14/03/2006
Distance does matter a lot.
We are moving back from our winter residence in Spain to the home base
in the Netherlands. At this time of the year we are moving from camp
site to campsite, as we need electricity for the heating. We use the gas
only for cooking, and although the size and shape of bananas is strictly
regulated within the European Community, they have not been able to
standardize the GAS BOTTLE. That means we take 2 full 11 kg bottles with
us from Holland, and they have to last until we come back.
First thing I do as soon as the electricity is connected to the camper
is to put up the "email antenna". It consists of a telescoping carbon
fishing rod and 10 meters of wire. About 7 meters of wire is wound very
loosely around the extended fishing rod, which is then put on 20 cm of
steel pipe. The rest of the wire is pulled to the front of the camper,
making it sort of an inverted L antenna. Inside, the wire is tuned with
a manual T-filter tuner.
While we were still in Benicassim, 2500 km from the server, I could
connect to the internet all through the day on 30 meters with S6/7
signals, it stopped abruptly at 22:00 UTC. The connections were
characterized by deep QSB, caused by multipath propagation. Of course
pskmail handles qsb easily, but it does slow down the data transfer as
blocks hit by qsb under the noise level have to be repeated, and block
size is automatically reduced so overhead is increased...

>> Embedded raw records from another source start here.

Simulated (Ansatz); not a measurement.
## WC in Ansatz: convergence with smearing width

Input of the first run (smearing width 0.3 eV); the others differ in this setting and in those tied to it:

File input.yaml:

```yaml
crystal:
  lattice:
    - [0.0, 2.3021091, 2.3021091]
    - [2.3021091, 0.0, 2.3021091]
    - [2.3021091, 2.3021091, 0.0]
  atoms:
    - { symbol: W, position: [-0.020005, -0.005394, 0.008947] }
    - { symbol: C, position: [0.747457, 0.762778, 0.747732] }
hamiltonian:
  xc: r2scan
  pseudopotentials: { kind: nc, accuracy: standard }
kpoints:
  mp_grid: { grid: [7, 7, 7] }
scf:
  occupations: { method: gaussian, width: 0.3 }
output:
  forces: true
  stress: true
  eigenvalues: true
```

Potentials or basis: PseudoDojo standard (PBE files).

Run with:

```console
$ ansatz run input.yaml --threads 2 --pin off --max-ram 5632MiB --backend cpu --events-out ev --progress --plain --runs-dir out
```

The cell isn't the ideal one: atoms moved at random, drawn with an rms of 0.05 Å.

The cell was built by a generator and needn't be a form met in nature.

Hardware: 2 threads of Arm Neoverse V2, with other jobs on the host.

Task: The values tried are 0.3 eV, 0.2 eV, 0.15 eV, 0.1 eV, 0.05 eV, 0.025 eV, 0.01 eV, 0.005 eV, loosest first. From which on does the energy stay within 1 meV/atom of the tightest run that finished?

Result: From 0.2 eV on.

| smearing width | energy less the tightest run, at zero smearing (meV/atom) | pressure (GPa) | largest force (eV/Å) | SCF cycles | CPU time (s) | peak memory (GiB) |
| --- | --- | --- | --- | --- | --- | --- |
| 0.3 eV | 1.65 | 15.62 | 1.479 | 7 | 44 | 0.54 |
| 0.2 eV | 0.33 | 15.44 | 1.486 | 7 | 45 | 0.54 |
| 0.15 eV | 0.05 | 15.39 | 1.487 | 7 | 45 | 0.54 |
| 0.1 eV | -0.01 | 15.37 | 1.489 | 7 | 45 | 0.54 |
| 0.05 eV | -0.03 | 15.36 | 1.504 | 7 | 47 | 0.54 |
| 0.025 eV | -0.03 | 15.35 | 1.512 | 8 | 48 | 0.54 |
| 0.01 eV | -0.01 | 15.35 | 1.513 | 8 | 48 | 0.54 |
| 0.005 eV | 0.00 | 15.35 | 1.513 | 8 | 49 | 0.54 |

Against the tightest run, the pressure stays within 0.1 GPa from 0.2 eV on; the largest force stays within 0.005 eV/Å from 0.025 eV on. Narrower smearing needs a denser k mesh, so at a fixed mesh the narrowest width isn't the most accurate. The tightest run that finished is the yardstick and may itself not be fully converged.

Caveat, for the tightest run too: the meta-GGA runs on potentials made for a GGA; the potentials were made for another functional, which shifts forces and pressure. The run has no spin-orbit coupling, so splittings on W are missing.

Here in a camp site north of Limoges, (must be a distance of some 1600
km from Stockholm), there is no sign of multipath. The server is a
stable S8/9, just like a ground wave connection. And this is 20:00 UTC.
It really is great fun to see block size going up to 64
characters/block. And also to work through the pactor traffic which
takes place on this frequency although we are in qso.
I cannot check the mid day conditions, as we are driving during that
time. I get the mail during breakfast, or while running for the fresh
bread in the morning, and I send the new posit after we arrive at the
next location.
Within 2 days we will be home, and I can start working on the servers
again through the remote connections via the internet... should think
about ssh via pskmail...
21:17 Permalink | Comments (0) | Email this
12/03/2006
Mobile again, direction North...
Today we hit the Autopista again. We drove from Benicassim to Sitges,
which is some 40 km SW of Barcelona. The camp site here if full, and we
have S7/8 noise on 30 meters. The afternoon session with pskmail did not
work, but at 9:00 the server is S8/9, enough to get the information
through. As the WX is bad on the next trajectory to France, we have
decided to stay for a while. Be it only to slowly get used to the lower
temperature (we have only +20 C here).
17:39 Permalink | Comments (0) | Email this
06/03/2006
New Freckles coming up any time soon?
Found this, thought you might be interested:
quote:
More intense solar storms predicted ahead
A new computer model predicts that the next solar cycle will be up to 50 percent stronger and begin a year later than expected, scientists say.
http://www.msnbc.msn.com/id/11701699/from/ET/
unquote.
23:48 Posted in contesting, PSK-mail development | Permalink | Comments (1) | Email this
04/03/2006
Beware of the typewriter
O.k., I will admit it. I lost quite some time today because of a well-known problem I should have recognized.
The thing is, I am doing my regular email via PSKmail, and one of the messages I wanted to post to digitalradio@yahoogroups.com just would not get through to the server, whatever I did... It was only a small message, but it just stuck there and repeated the same sentences every time. The server seemed completely deaf for it.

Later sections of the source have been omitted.